Encoder cover 96 also presents inner and outer cover slots 122a,122b configured to receive adjustment pins 130 of the alignment tool 30 (see FIGS. 7 and 9). The pin-receiving cover slots 122a,122b are preferably aligned with respective tool holes 112a,112b of the encoder board 102. The cover slots 122a,122b receive the tool 30 when it is connected to the encoder board 102.

As noted above, the cover fasteners 100 are extended through the encoder cover 96 and the adjustment slots 110a,110b, and are threaded into respective fastener openings 78a,78b. (Again, alternative fastener designs, such as a nut and bolt arrangement, rivet, and/or other fasteners may be incorporated into certain aspects of the present invention). When the encoder cover 96 is initially attached to the endshield 54, cover fasteners 100 are preferably not tightened down (that is, the fasteners are loosely attached to the encoder cover 96 and endshield 54) so that the encoder 94 may be freely swung within the encoder channel 72. That is, the loosely secured cover 96 and cover fasteners 100 permit the encoder 94 to be adjustably positioned relative to the cover 96, endshield 54, and cover fasteners 100.

Cover fasteners 100 may be used to firmly secure the encoder cover 96 against the encoder 94 so that the encoder 94 is frictionally held between the encoder cover 96 and endshield 54 to restrict relative movement of the encoder 94. For instance, when the encoder 94 is located at a desired operating position, the fasteners 100 may be tightened to firmly hold the cover 96 against the encoder 94 in the operating position.

Encoder cover 96 is preferably secured relative to the endshield 54 to at least partially overlie the encoder board 102. More preferably, encoder cover 96 is configured to be removably attached relative to the motor housing 22 to cover the encoder 96 and the encoder channel 72. When assembled with the motor housing 22, the illustrated encoder cover 96 cooperates with the endshield 54 to enclose the encoder 96 and form part of the encoder chamber 118.

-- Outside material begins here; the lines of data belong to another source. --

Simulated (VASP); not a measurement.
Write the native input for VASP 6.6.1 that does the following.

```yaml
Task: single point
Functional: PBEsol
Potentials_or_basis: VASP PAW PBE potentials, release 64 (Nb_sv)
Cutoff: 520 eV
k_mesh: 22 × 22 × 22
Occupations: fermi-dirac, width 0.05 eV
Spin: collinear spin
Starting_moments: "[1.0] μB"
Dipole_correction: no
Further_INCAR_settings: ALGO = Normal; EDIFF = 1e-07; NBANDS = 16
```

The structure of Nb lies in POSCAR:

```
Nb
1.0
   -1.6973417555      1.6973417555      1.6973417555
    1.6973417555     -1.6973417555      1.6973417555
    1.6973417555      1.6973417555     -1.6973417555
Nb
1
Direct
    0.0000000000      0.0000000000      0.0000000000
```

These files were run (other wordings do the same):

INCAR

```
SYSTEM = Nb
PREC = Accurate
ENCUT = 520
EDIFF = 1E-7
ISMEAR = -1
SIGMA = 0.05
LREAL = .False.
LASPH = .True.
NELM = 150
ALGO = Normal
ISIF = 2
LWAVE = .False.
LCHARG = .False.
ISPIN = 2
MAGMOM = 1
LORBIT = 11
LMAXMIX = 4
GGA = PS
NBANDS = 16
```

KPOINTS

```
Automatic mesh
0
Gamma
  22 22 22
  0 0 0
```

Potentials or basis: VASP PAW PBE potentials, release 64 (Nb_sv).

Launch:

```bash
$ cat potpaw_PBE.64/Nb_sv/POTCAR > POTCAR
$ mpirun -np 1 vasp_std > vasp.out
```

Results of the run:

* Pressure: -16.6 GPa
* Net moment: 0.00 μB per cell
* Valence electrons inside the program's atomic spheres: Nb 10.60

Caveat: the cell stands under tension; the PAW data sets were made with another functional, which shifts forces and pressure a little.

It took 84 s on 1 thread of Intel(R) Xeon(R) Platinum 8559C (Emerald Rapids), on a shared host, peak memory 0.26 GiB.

Turning to FIGS. 5-12, the encoder assembly 28 is preferably installed to complete assembly of the motor assembly 20. In preferred embodiments, alignment and installation of the encoder 94 as part of the electric motor 24 may be accomplished with an encoder assembly kit that includes the encoder board 102, the encoder cover 96, and the alignment tool 30.

Preferably, the encoder installation and alignment process may be initiated once the motor housing 22 and motor 24 have been assembled. With traditional motor design, it is difficult to access the encoder to adjust encoder position (assuming the design even accommodates for adjustment). Moreover, attempts to precisely locate the encoder during overall motor assembly may be thwarted by inadvertent shifting caused during the remainder of motor assembly. The invention permits the motor components and motor housing to be fully assembled, with the process of encoder alignment being performed afterwards. The encoder installation and alignment process reduces and/or eliminates the risk of inadvertent encoder misalignment and simplifies the encoder alignment process.

Initially, the cable 70 is preferably routed from a location adjacent the endshield 56 and through the cable channel 68, so that the cable connector 114 is located adjacent the encoder opening 74 of the endshield 54 (see FIG. 2). With the cable 70 located in the cable channel 68, cable cover 98 may be placed in engagement with the cable channel 68 and the endshield 54 to enclose the cable channel 68 (see FIG. 5).

The encoder 94 may be operably connected to the cable 70 via the encoder connector 104 and cable connector 114. Encoder board 102 may then be located relative to the housing 22 so that the encoder board 102 is received by the encoder channel 72 (see FIG. 6). It will be appreciated that the inner end margin 102b of the encoder 94 is preferably located adjacent the shoulder end portion 76b for relative sliding movement of the encoder 94. Although the encoder 94 is preferably not fastened directly to the motor housing 22 or the motor 24 during this step, the adjustment slots 110a,110b of the encoder 94 may be approximately aligned with respective fastener openings 78a,78b.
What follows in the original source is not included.